NC University Building Projects Thriving in Slow Economy

Fri August 29, 2003 - Southeast Edition

WINSTON-SALEM, NC (AP) The slow economy has led to budget cuts for many of the state’s universities, but it has also brought an increase in publicly-funded building projects.

Low-interest rates and a high level of interest from contractors hungry for work have helped move university and community-college projects after the state started a seven-year, $3.1-billion building boom.

“The university projects across the state have been the one shining light we’ve seen at a time when other things in North Carolina have been dark,” said Dave Simpson, a director with Carolinas AGC, a construction trade group.

The University of North Carolina and the North Carolina community-college system are nearly halfway through the building projects. In 2000, voters authorized the state to issue construction bonds for higher education.

More than 40 percent of the 316 projects proposed for UNC campuses are under construction. Approximately 30 percent are on the drawing board, and 6 percent have been finished.

We are on track, we’re on schedule,” said Dwayne Pinkney, a UNC associate vice president for finance.

He estimated that 36 construction jobs are created for every $1 million that a university spends.

“We know that we’re having an impact,” Pinkney said.

At Winston-Salem State University, for example, a university study indicates that campus projects will pump about $85 million into the Forsyth County economy, including the $42 million in voter-authorized bond projects. The campus projects include a 62,000-sq.-ft. (5,760 sq m) computer-science building, set to be finished in September, and a 51,000-sq.-ft. (4,738 sq m) life and physical-sciences building.

“We’ve been very blessed,” said Jorge Quintal, WSSU’s director of facilities planning. Quintal said competition for projects have allowed the school to stay on budget.

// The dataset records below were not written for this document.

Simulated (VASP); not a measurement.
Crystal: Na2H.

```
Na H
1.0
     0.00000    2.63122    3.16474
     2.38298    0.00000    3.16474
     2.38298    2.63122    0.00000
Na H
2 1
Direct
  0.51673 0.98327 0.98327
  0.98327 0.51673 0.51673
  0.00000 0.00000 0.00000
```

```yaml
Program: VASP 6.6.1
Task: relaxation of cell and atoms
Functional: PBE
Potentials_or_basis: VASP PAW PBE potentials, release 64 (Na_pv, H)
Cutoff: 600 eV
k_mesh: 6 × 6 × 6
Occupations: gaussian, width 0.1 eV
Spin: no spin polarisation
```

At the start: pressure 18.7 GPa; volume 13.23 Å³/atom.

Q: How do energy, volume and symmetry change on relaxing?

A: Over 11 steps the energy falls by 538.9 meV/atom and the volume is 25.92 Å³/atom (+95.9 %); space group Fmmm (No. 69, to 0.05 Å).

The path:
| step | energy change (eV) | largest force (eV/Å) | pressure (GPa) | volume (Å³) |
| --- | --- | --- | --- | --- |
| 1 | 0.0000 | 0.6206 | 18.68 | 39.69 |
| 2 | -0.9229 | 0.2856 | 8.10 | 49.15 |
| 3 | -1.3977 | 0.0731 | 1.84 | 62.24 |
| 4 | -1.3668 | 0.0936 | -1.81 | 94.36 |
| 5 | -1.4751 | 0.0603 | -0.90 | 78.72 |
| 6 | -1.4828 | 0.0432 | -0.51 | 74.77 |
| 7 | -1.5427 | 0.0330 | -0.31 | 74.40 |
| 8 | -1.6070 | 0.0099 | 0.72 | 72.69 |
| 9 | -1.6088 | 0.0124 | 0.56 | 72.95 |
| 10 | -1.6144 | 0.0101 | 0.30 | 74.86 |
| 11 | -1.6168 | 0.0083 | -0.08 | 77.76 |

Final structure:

The attraction of steady work during a down economy also has drawn a number of companies back to state construction work, Pinkney said. Some firms avoid state work because they believe the state bureaucracy is too cumbersome, he said.

“It’s helped. What’s also interesting, too, is that a lot of folks who weren’t interested in university work are finding that it ain’t so bad. They like a little cash flow,” Simpson said.

“I get a number of calls every month from out-of-state construction firms … who are hot to trot about doing construction work in North Carolina. In North Carolina, even though things have been very slow, relatively speaking, compared to other parts of the country, they are not so bad.”